ALM-45745 Average RPC Queuing Time of the Guardian TokenServer Exceeds the Threshold

Alarm Description

The system checks the average RPC queuing time of the TokenServer service every 30 seconds. This alarm is generated when the average RPC queuing time of the TokenServer instance has exceeded the threshold for five consecutive times.

This alarm is cleared when the system detects that the average RPC queuing time falls below the threshold.
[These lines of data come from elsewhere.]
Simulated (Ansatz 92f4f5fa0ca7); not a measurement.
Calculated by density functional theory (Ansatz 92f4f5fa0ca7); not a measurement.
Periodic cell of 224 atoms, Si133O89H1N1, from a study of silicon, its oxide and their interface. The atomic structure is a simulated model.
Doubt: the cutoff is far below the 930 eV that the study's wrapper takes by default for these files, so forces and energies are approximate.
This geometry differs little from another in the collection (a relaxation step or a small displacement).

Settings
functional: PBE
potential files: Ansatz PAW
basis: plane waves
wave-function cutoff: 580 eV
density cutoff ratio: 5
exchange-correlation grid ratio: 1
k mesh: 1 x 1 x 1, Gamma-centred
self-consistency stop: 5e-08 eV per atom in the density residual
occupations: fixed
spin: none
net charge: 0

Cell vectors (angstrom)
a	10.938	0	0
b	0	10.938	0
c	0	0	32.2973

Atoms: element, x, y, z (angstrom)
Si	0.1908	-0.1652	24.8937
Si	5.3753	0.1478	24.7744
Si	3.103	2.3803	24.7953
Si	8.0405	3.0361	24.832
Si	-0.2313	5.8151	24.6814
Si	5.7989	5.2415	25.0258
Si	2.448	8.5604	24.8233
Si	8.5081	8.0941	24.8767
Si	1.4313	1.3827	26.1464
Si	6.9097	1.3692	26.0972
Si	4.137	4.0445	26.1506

This alarm applies only to MRS 3.5.0 or later.

Alarm Attributes

Alarm ID	Alarm Severity	Auto Cleared
45745	Critical (default threshold: 300 ms) Major (default threshold: 200 ms)	Yes

Alarm ID

Alarm Severity

Auto Cleared

45745

Critical (default threshold: 300 ms)

Major (default threshold: 200 ms)

Yes

Alarm Parameters

Type	Parameter	Description
Location Information	Source	Specifies the cluster for which the alarm was generated.
	ServiceName	Specifies the service for which the alarm was generated.
	RoleName	Specifies the role for which the alarm was generated.
	HostName	Specifies the host for which the alarm was generated.
Additional Information	Trigger Condition	Specifies the alarm triggering condition.

Impact on the System

If the average RPC queuing time of the Guardian TokenServer instance exceeds the threshold, service access to OBS may slow down or even OBS cannot be accessed.

Possible Causes

The alarm threshold is improperly configured.
The memory configured for the Guardian TokenServer instance is too small, and frame freezing occurs on the JVM due to frequent full garbage collection.

Handling Procedure

Check whether the alarm threshold is set properly.

Log in to FusionInsight Manager and choose O&M > Alarm > Alarms. In the Location field of the alarm details, view the host name of the TokenServer instance for which this alarm is generated.
On FusionInsight Manager, choose Cluster > Services > Guardian. On the page that is displayed, click the Instances tab, click the TokenServer role for the host name obtained in Step 1, click the drop-down list in the upper right corner of the Chart area, and select Customize. On the Customize Statistics page, choose RPC > Average Time of TokenServer RPC Queuing, and click OK.
Check whether the average RPC queuing time of TokenServer reaches the alarm threshold (300 ms for critical alarms and 200 ms for major alarms).
- If yes, go to Step 4.
- If no, go to Step 6.
On FusionInsight Manager, choose O&M > Alarm > Thresholds, select the desired cluster, choose Guardian > RPC, and click Average Time of TokenServer RPC Queuing. In the right pane, locate the default rule, and click Modify in the Operation column. On the Modify Rule page, change the threshold for the Critical or Major alarm severity to 150% of the peak value within one day after the alarm is generated, and click OK.
Wait 5 minutes and check whether the alarm is automatically cleared.
- If yes, no further action is required.
- If no, go to Step 6.

Check whether the memory of the Guardian TokenServer is too small.

On FusionInsight Manager, choose O&M > Alarm > Alarms and check whether alarm TokenServer Heap Memory Usage Exceeds the Threshold is reported on the TokenServer instance.
- If yes, go to Step 7.
- If no, go to Step 9.
Rectify the fault by following the handling procedure of ALM-45737 TokenServer Heap Memory Usage Exceeds the Threshold.
Wait 10 minutes and check whether the alarm is automatically cleared.
- If yes, no further action is required.
- If no, go to Step 9.

Collect fault information.

On FusionInsight Manager, choose O&M. In the navigation pane on the left, choose Log > Download.
Expand the Service drop-down list, and select Guardian for the target cluster.
Click the edit icon in the upper right corner, and set Start Date and End Date for log collection to 10 minutes ahead of and after the alarm generation time, respectively. Then, click Download.
Contact O&M engineers and provide the collected logs.